AMENDMENT NUMBER SIX TO THE HARRIS CORPORATION RETIREMENT PLAN
EX-10.C 4 exhibit10c2qfy17.htm EXHIBIT 10.C Exhibit
Exhibit 10(c)
AMENDMENT NUMBER SIX
TO THE
HARRIS CORPORATION RETIREMENT PLAN
WHEREAS, Harris Corporation, a Delaware corporation (the “Corporation”), heretofore has adopted and maintains the Harris Corporation Retirement Plan, as amended and restated effective January 1, 2016 (the “Plan”);
WHEREAS, pursuant to Section 17.1 of the Plan, the Management Development and Compensation Committee of the Corporation’s Board of Directors (the “Compensation Committee”) has the authority to amend the Plan;
WHEREAS, pursuant to Section 13.3 of the Plan, the Compensation Committee has delegated to the Employee Benefits Committee of the Corporation (the “Employee Benefits Committee”) the authority to adopt non-material amendments to the Plan;
WHEREAS, the Corporation has entered into a Sale Agreement with Speedcast International Limited (“Speedcast”) dated as of November 1, 2016 pursuant to which the Corporation is selling the Harris CapRock Communications business to Speedcast (such agreement, as it may be amended from time to time, the “Sale Agreement”);
WHEREAS, as a result of such sale, the employees of Harris CapRock Communications, Inc. and Maritime Communication Services, Inc., or subsidiaries thereof, will cease to be employed by an entity participating in the Plan (such employees, collectively, the “Transferred U.S. Employees”);
WHEREAS, the Sale Agreement provides that effective as of the “Initial Closing Date” (for all purposes of this Amendment, as such term is defined in the Sale Agreement), each Transferred U.S. Employee shall become fully vested in his or her account balance in the Plan; and
WHEREAS, the Employee Benefits Committee desires to amend the Plan to reflect the above-described term of the Sale Agreement and has determined that such amendment is non-material.

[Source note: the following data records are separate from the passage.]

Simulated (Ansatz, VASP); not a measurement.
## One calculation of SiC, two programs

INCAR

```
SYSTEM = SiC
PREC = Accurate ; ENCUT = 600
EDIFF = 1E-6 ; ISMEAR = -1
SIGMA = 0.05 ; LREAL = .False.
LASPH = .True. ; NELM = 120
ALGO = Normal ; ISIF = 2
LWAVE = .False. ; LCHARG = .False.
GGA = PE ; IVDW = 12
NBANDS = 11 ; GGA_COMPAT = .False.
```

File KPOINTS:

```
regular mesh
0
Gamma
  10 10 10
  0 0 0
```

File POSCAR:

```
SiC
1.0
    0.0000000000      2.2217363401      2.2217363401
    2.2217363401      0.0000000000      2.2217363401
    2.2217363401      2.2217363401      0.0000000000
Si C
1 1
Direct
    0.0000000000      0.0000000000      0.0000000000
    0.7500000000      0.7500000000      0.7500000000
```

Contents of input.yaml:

NOW, THEREFORE, BE IT RESOLVED, that Schedule B of the Plan is hereby amended, contingent upon the occurrence of the “Initial Closing” (as such term is defined in the Sale Agreement) and effective as of the Initial Closing Date, to add a new paragraph at the end thereof as follows:
4. Divestiture of the Harris CapRock Communications Business
(a) In General. The Company has entered into a Sale Agreement with Speedcast International Limited dated as of November 1, 2016 pursuant to which the Company will sell the Harris CapRock Communications business to Speedcast International Limited (such agreement, as it may be amended from time to time, the “HCC Sale Agreement”).
(b) Vesting. Notwithstanding any other provision in the Plan, effective as of the “Initial Closing Date” (as such term is defined in the HCC Sale Agreement), the “Transferred U.S. Employees” (as such term is defined in the HCC Sale Agreement) shall be 100% vested in their Accounts under the Plan.
APPROVED by the HARRIS CORPORATION EMPLOYEE BENEFITS COMMITTEE on this 16th day of December, 2016.